The LEGO Star Wars Holiday Special (2020)

I can forgive The LEGO Star Wars Holiday Special for being bad, but I can't forgive it for not being bad enough.

The original Star Wars Holiday Special, of course, is a thing of legend. It's impossibly bad, unbelievably bizarre, and utterly mystifying. It's never officially been released, and everyone involved seems ashamed.

I'm not saying this had to be that bad, but it had to be... something. Most importantly, it needed to be memorable, and The LEGO Star Wars Holiday Special is already fading from memory minutes after watching. I guess I better get the plot down before it's gone for good.

Set soon after Rise of Skywalker, the special opens with Rey trying (and failing) to train Finn to become a Jedi while their friends are preparing for Life Day. Blaming herself for Finn's lack of progression, Rey follows some advice in an old Jedi tome and heads out in search of a lost Jedi temple. BB-8 accompanies her for some reason.

They locate the temple and come across a mystical artifact that opens portals in time, allowing her to spy on Jedi masters through history in the hopes of learning their technique. Things go wrong when she stumbles into the Death Star II during Return of the Jedi and is discovered by Palpatine and Vader, who follows her to her next destination.

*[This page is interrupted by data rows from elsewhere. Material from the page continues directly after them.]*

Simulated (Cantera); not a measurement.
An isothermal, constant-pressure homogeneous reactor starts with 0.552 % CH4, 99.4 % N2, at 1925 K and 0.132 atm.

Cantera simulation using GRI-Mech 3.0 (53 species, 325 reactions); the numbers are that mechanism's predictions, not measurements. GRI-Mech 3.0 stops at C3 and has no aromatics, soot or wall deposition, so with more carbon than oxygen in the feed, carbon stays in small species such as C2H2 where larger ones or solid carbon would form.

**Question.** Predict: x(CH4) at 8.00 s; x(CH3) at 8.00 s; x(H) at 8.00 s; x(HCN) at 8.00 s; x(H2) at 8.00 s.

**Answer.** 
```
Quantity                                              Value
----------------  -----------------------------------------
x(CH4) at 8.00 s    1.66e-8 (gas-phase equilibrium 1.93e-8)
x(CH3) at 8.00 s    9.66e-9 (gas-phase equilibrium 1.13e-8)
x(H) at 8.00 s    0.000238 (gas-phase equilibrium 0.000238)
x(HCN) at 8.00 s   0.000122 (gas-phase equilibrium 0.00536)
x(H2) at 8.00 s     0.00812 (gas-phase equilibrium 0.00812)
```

The next few minutes are mostly just a random assortment of time jumps to recognizable moments, resulting in a bunch of LEGO characters being displaced. The only ones who actually matter are young Luke, Rey, and Vader, who eventually gets the time key and heads back to the Death Star. Rey, thinking all is lost, laments her decision, which prompts Force Ghost LEGO Yoda to show up and tell her the true meaning of Life Day. Oh, and he reveals she can activate the time jump power without the key, because of the magic of Life Day or something.

Meanwhile, the Emperor uses the time key to go into the future, where he meets and recruits Kylo Ren. Rey shows up to get the key back, prompting a fight with Rey, young Luke, and Return of the Jedi Luke on one side, and with Vader, Kylo, and Palpatine on the other. Needless to say, Vader eventually switches sides, because that's how Jedi ended.

With all that out of the way, Rey heads back to her friends, who have been celebrating Life Day this whole time.

The jokes aren't awful, but they're rarely all that funny. A handful stand out, but mostly they're the obvious gags you'd expect (Han shoots first - get it?). I will acknowledge there's at least one mildly touching moment when Rey says goodbye to Ben Solo. There are numerous other attempted moments about friendship and so on, but none of those work at all.

The lead characters are all voiced by voice actors, but a handful of minor roles are filled by the original cast - Kelly Marie Tran, Billy Dee Williams, and Anthony Daniels all contribute to this (incidentally, that means Anthony Daniels is the only cast member to appear in both the original Star Wars Holiday Special and in this).

It's neat having a few of the stars around, but honestly I felt like they were wasted. None of them had more than a handful of scenes, and they were all relegated to the B-plot about decorating and cooking for Life Day. I find it especially troubling that this wasn't able to use Kelly Marie Tran any better than Rise of Skywalker. She deserved much better.

On a more meta level, I kind of feel like this made the same central mistake the original made - they handed the franchise over to people with experience in a different medium and let them make whatever they felt like. It certainly wasn't anywhere near as bad (the writer was clearly familiar with the franchise), but this wound up feeling like a cheap parody, rather than a new spin on the concept. And, frankly, there's no shortage of official Star Wars parodies out there (Family Guy and Phineas and Ferb have both made ones far more clever than this).

This certainly isn't the worst animated Christmas special out there, nor is it the worst Star Wars thing I've ever seen. But if you're invoking the memory of the Star Wars Holiday Special, you owe it to multiple generations of fans to produce something that's either spectacular, horrible, or both. Middling and kind of boring just won't cut it.